The checkpoint paragraph:

       5000-TAKE-CHECKPOINT.
           ADD 1 TO WS-CHECKPOINT-COUNT
           SET RESTART-CHECKPOINTED TO TRUE

           EXEC SQL
             UPDATE RESTART_CONTROL
             SET    LAST_KEY_VALUE  = :WS-RESTART-KEY,
                    RECORDS_READ    = :WS-RESTART-REC-READ,
                    RECORDS_WRITTEN = :WS-RESTART-REC-WRIT,
                    RECORDS_UPDATED = :WS-RESTART-REC-UPD,
                    RECORDS_ERROR   = :WS-RESTART-REC-ERR,
                    CHECKPOINT_TS   = CURRENT TIMESTAMP,
                    RUN_STATUS      = 'C',
                    ACCUM_AMOUNT_1  = :WS-RESTART-ACCUM-1,
                    ACCUM_AMOUNT_2  = :WS-RESTART-ACCUM-2,
                    ACCUM_AMOUNT_3  = :WS-RESTART-ACCUM-3
             WHERE  PROGRAM_NAME = :WS-RESTART-PROGRAM
               AND  JOB_NAME     = :WS-RESTART-JOB
               AND  STEP_NAME    = :WS-RESTART-STEP
           END-EXEC

           IF SQLCODE NOT = 0
             DISPLAY 'CHECKPOINT UPDATE FAILED, SQLCODE='
                     SQLCODE
             MOVE 16 TO WS-RETURN-CODE
             PERFORM 9000-ABEND-HANDLER
           END-IF

           EXEC SQL COMMIT END-EXEC

           DISPLAY 'CHECKPOINT #' WS-CHECKPOINT-COUNT
                   ' AT KEY: ' WS-RESTART-KEY
                   ' RECORDS: ' WS-RESTART-REC-READ
           MOVE ZERO TO WS-RECORDS-SINCE-CMT
           .

The Critical Atomicity Requirement

Notice that the restart table UPDATE and the COMMIT happen together. The business data updates and the restart table update are all part of the same unit of recovery. This is not optional — it is the fundamental guarantee that makes checkpoint/restart work.
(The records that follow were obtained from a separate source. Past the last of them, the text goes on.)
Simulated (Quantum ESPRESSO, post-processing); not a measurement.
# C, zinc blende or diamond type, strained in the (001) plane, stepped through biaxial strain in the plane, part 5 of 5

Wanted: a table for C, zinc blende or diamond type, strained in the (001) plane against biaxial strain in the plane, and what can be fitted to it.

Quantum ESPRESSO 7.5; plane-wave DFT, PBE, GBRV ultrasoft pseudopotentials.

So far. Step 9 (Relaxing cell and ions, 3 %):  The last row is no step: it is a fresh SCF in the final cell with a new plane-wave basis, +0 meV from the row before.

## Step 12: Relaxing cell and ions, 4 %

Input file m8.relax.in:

If you update the restart table in a separate commit from the business data, you create a window where the restart table says "I processed up to record 500,000" but DB2 has only committed changes through record 495,000. On restart, you'd skip 5,000 records. Or worse: the restart table commit succeeds but the business data commit fails, and you skip records that were never processed.

⚠️ Critical Rule: The restart table update and the business data updates MUST be committed in the same COMMIT. They must be in the same unit of recovery. This is non-negotiable.

Retrieving Job and Step Names

Your program needs to know its own job name and step name to use as keys in the restart table. In COBOL running under DB2, you can retrieve these from the JCL environment:

       2050-GET-JOB-INFO.
           ACCEPT WS-RESTART-JOB FROM JOB-NAME
           ACCEPT WS-RESTART-STEP FROM STEP-NAME
           .

Some shops use a utility call or LE callable service instead. The point is: get the values dynamically, don't hardcode them. The same program may run in different jobs with different step names.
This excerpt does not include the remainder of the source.